There goes the neighbourhood
There goes the neighbourhood. Or a thought something like it went through my mind, as four teenagers -- three guys and a girl, starting squeezing themselves and their backpacks and their I-phones and their no-doubt-soon-to-be-loud conversation into the chairs around a table just three feet from mine at the coffee shop.
I felt sympathy for the guy on the other side of their table from me, who almost got hit in the head by a back-pack as it was swung around and over him on the way to being squeezed between the chair of its owner and the wall. Really, though, I was just projecting my un-ease onto him, assuming he shared my discomfort at their arrival.
I wonder at what point I became so possessive, proprietary, and defensive of this corner of the coffee shop?
I realize -- in hindsight, of course, that they had to squeeze into the table they were, because as the least accessible and least roomy table in the place it was the only one left ... and because I, just because I had got there earlier, was spread out alone -- just me and my laptop and my daytimer and a notebook or two, over a table meant for four, and I wasn't showing any sign of letting go of the real estate and the comfort I had managed to secure for myself.
I wonder if I might have done anything to make this situation a little better for all concerned?
And ... what actually made me think this was a problem needing to be solved?
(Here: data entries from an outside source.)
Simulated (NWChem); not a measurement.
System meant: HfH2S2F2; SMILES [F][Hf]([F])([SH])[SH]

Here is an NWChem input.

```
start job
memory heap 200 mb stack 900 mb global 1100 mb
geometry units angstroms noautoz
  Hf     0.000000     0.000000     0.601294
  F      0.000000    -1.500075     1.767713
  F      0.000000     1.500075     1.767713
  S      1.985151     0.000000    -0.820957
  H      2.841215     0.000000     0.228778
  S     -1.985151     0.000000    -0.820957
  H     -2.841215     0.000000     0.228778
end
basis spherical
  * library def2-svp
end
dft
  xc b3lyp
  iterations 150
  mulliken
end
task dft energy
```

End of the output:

Because, as the next hour played out ... the four teenagers were no trouble to me or anyone else. They just wanted a nice, quiet place to eat their lunches and chat and check a few things on their phones.
And after they had done that, and left for whatever was next in their day -- probably back to school, neither I nor the coffee shop nor the man on the other side of their table from me were any the worse for wear.
In fact, I don't even remember noticing them leave. Which makes me sad now.
And I'm left wondering what on earth and what in my soul made me not like them and welcome them in the first place?